T-Model v. 8.0 is more accurate than latent print examiner professional judgment, e.g., training and experience, and more accurate than any other statistical model tested, to estimate numbers of close matches for a given arrangement of fingerprint ridge features present in a given flat fingerprint population group.
The following inferences can be drawn from the above conclusion:
* Fingerprint Experiments 20 - 22 on "cores" are currently in progress *
Fingerprint Experiments Are Testable
All fingerprint experiments performed by the author are testable. The experiments can be independently performed by you, the reader, to see whether or not the actual numbers of close matches reported by the author are relatively accurate.
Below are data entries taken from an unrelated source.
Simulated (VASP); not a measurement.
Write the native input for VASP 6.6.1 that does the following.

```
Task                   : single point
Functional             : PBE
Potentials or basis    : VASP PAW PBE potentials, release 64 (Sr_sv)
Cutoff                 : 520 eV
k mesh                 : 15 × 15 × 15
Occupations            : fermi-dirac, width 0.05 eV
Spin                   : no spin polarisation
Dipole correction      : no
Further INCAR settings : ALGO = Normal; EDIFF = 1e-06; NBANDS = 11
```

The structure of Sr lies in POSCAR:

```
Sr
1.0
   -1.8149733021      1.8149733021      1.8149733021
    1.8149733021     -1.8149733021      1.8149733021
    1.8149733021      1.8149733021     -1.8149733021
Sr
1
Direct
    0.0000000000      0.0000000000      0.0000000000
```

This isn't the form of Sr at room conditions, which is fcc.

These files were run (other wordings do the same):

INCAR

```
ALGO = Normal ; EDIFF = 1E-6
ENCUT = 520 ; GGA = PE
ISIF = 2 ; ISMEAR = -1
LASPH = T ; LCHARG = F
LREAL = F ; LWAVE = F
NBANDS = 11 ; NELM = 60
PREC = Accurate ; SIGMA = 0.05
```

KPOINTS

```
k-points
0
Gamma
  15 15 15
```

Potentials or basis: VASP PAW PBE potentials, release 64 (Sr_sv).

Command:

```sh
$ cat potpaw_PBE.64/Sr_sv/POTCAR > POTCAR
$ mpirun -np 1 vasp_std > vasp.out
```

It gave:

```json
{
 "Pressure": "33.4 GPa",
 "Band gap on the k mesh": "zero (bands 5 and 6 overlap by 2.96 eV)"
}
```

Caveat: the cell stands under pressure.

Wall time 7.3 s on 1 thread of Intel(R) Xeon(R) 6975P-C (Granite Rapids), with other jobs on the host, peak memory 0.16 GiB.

Readers are encouraged to find out for themselves whether or not the numbers of close matches found during experiment by the author are relatively accurate and whether or not the numbers of close matches estimated by latent print examiners are more accurate than the numbers of close matches estimated by the T-Model.
It is an acknowledged truth in philosophy that a just theory will always be confirmed by experiment.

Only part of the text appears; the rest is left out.